Subject Area
Positioning in International Organisations and Conflicts
Recent research on the history of international organisations and the reordering of the world after the »great«—hot and cold—wars of the 20th century have expanded both the long-dominating focus on the bipolarity of the East-West conflict and the traditionally state-centred perspective. Increasingly, questions about the concerns, positioning and spheres of agency of actors from across the world, as well as their numerous national, state, political and professional affiliations, are taking centre stage.

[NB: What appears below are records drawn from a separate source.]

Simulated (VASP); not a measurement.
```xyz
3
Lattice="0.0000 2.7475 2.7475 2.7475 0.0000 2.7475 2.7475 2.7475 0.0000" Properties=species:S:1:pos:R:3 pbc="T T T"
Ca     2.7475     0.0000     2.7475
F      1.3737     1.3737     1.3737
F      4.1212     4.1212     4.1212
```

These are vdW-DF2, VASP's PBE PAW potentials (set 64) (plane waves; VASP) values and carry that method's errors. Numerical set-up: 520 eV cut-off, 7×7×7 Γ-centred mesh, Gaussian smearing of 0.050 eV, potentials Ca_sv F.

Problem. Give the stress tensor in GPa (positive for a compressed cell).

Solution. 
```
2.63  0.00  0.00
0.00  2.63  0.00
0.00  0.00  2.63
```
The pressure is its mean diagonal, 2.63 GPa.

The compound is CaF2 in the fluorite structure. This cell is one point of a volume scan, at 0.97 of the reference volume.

It is within this framework that this subject area studies the broad spectrum of East European participation in international and regional organisations, which from the late 19th century had developed into both hubs for interactions as well as central arenas for regulating cross-border problems and conflict constellations. Examining new global entanglements in the wake of international conflicts, this thematic area also investigates what East European expertise developed which enabled to address the global nature of regional problems and what capacities of reading globality could be accessed in solving them in supra-regional manners.
Research Subjects
Affinities to Putin's Russia in East-Central Europe
Following geopolitical developments in Eastern Europe - like the annexation of Crimea in 2014 – different attitudes towards the Russian Federation can be observed. The project aims to investigate the relationship of the Visegrad societies with Putin's Russia as result of socio-historical processes, current national interests, and changes in domestic political landscape.
Citizenship in the Border Regions of the Russian Empire
This project examines the introduction of Russian citizenship politics in the provinces (oblasts) of Kars and Batum, granted to Russia through the Treaty of Berlin. On the one hand, it studies how different religious and ethnic groups dealt with this shift and the Russian administration; on the other, it examines how transregional and transimperial connections and mobilities shaped the Russian governance’s functioning.
Comecon and the Global Economic Order
This section examines the European Comecon states’ economic relations to countries of the Global South, East-European companies’ operations in the European and global transportation markets as well as the political and scientific efforts to alter the global economic order.
Eastern Europe’s Turns and Shifts in Attempts at New Global Alignments
These researches aim at reconstructing and explaining how the upheavals observable in Eastern Europe in the century following World War I—from the post-imperial turn, followed by a Communist shift, to the post-socialist turn, followed by a populist shift—shaped attempts at politically realigning the world.
Expertise in the International Sphere
Under this thematic focus Polish experts are examined who held key positions in the administrations of the League of Nations and the United Nations and coupled these with their (trans-)regional connections to pursue alternative political agendas which aimed at reshaping international politics.